On Wed, Apr 19, 2000 at 08:42:17AM -0500, McNutt, Justin M. wrote:
> Found it. 'strings /usr/bin/ethereal' shows that Ethereal is linked to
> libc.so.6 (glibc), which I have yet to get installed.
I now infer from "libc.so.6 (glibc)" that you're running Linux, and that
from "downloaded the .tar.gz binaries" and "which I have yet to get
installed" that you're probably running a pre-glibc version of
Slackware.
The Package Central entry for Ethereal doesn't say for which version of
Slackware the package was built; I have the impression that glibc is a
relatively recent addition to Slackware, so I'm a bit surprised that the
package would be built with glibc.
> I'm going to struggle with that part. I got it all compiled once, but then
> scrapped it because there were warnings on the glibc HOWTO page suggesting
> that "you don't want glibc-2.1.x as your main library." Hmmm...

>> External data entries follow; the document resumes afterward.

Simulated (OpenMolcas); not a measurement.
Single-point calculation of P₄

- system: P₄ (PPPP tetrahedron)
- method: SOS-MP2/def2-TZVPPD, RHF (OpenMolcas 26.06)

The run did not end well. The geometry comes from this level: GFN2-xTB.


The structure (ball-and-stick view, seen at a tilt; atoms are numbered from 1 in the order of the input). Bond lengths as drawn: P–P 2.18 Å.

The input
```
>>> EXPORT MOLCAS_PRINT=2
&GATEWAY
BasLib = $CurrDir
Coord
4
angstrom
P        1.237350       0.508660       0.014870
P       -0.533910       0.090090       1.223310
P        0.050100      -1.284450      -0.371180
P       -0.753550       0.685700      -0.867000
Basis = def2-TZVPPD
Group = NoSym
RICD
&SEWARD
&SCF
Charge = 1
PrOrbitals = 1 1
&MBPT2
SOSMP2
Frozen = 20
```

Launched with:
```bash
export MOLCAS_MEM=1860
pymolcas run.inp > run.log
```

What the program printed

I have the impression that the major commercial distributions, at least,
are using 2.1[.x], of some flavor, so perhaps the HOWTO is either out of
date or excessively conservative. (Heck, the glibc HOWTO I see on
"www.linuxdoc.org" has a date of 22 June 1998, and says that 2.1 is "due
out in the near future". Perhaps, given that glibc is used by, I think,
most of the major distributions, the HOWTO for it is no longer
considered important.)
Perhaps the version of Slackware (or whatever other Linux distribution
is on your machine, if it's not Slackware) you have, being libc5-based,
doesn't have sufficiently up-to-date header files, and thus doesn't
define INT_MAX, causing the compile problem with the source
distribution.
> But at least I know why Ethereal (and a couple other things) won't run even
> when the binaries were downloaded. <whacks forehead> Grr...
If you are running an older version of Slackware, you might want to
consider upgrading to Slackware 6.0, to get a more modern environment.